It’s no secret that the Chicago Blackhawks stumbled a little in games Two and Three of this second round series against the Detroit Red Wings, but there is no need to panic. The Blackhawks have yet to lose three consecutive contests this season, and some, including the Hawks’ very own players, believe that Monday’s Game Three outing was their best of the post season. Here’s what the Hawks have to do in Game Four to turn the tide in this series.
May 20, 2013; Detroit, MI, USA; Chicago Blackhawks right wingPatrick Kane
(88) reacts after game three of the second round of the 2013 Stanley Cup Playoffs against the Detroit Red Wings at Joe Louis Arena. Detroit won 3-1. Mandatory Credit: Rick Osentoski-USA TODAY Sports
Despite the final tally, there were a few positives that the Blackhawks and their fans could take from the game. The Blackhawks’ shot totals finished in the forties, and for the majority of the game, they controlled the flow thanks to their stellar penalty kill, and frequent minor penalties by the Red Wings. With Game Two behind them, the Blackhawks certainly took a step in the right direction on Monday, but a few bad bounces kept the win away from them. However, there are a few areas that need to be addressed in order to turn the tide in the series.
- Play Angry, Play Smart
- Get To The Net
One thing that has not been a problem in the series, is getting the rubber to the goal. The Blackhawks have put over 40 shots on net in two of the three games in this series, making Jimmy Howard face that much offense for only the second and third time this year. However, the Blackhawks need to follow up the puck with the body. As it stands, Detroit’s man-back defense has proved tough to solve, and there are little opportunities to drive the net. The Blackhawks big bodies, such as Viktor Stalberg and Bryan Bickell, need to get in the way of Howard, and draw the Detroit defenders back on their own goalie. Because the Blackhawks were hemmed to the outside, the defensive zone coverage in Detroit’s end was very aggressive, and this resulted in a multitude of shots squandered by good positioning, and active sticks. The Hawks forwards need to take a leaf out of Captain Jonathan Toews‘ book, as he did a wonderful job of exhausting the Detroit blue-line with every heated 15-20 second battle for net positioning. If everyone adopts this style of play, the aging Wings will have a tough time keeping up in the later stages of each game, and eventually the series.

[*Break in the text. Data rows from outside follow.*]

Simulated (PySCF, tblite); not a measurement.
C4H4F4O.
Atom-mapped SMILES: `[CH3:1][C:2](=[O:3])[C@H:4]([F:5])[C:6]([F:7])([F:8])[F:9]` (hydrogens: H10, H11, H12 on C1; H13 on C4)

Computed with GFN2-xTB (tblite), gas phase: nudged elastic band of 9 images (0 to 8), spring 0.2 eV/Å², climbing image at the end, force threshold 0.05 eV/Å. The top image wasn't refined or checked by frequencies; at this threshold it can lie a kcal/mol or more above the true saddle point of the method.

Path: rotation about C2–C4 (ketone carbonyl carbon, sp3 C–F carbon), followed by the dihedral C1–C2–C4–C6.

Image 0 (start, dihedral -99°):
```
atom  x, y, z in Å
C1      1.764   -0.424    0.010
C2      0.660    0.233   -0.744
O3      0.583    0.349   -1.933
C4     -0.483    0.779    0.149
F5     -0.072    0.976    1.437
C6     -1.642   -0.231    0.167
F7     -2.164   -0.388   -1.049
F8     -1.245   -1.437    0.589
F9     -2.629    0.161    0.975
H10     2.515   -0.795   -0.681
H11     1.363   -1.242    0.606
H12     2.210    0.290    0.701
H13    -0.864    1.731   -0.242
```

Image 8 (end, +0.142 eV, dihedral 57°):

- Get Back To The Great D-Zone Coverage Of The Regular Season
Even though the Red Wings are an older, slower team, they have mastered short passes, and have players such as Pavel Datsyuk that can single-handedly generate an offensive chance. The Blackhawks simply cannot allow this to happen, and they need to shore up the defensive coverage, as it has lacked compared to that of the regular season. The Hawks need to focus on keeping the Wings to the wall, and letting Corey Crawford (or Ray Emery) handle the easy shots from the outside. Gustav Nyquist‘s ice-breaker in Game Three was a perfect example of what can happen when this is not executed; the pair of Nick Leddy and Brent Seabrook let him skate across the middle just over the blue-line, and as he cut back in to the middle, poor positioning by the defense left him all alone, where he skated laterally and got Crawford out of position, then roofed a wrist shot. The Wings are not as dangerous once they are set up as they are on the rush, and the Blackhawks need to squeeze them out on the wall, play the body as hard as possible while keeping good position, and then take away the puck and get a good pass out of the zone to generate some offense of their own. These defensive fundamentals, along with personal sacrifice while blocking shots, and being first on rebounds, is going to go a long way if executed correctly. Detroit is generating just enough offense to get by, and with these in place, the Hawks’ snipers should have an easier time getting the lead, and keeping it, throughout the game.
The Blackhawks were in this exact-same position in 2010, where they were down a game to the Nashville Predators in round one, thanks to stellar goaltending. They figured it out in Game Four, and went on to win the next three games, en-route to a Stanley Cup. All it takes is one game. The Hawks are far from done. A Game Four win will give the Blackhawks all the momentum they need, to head back to the Madhouse and take back this series. It can be done. It should be done. And it will be done.
We will see you Thursday.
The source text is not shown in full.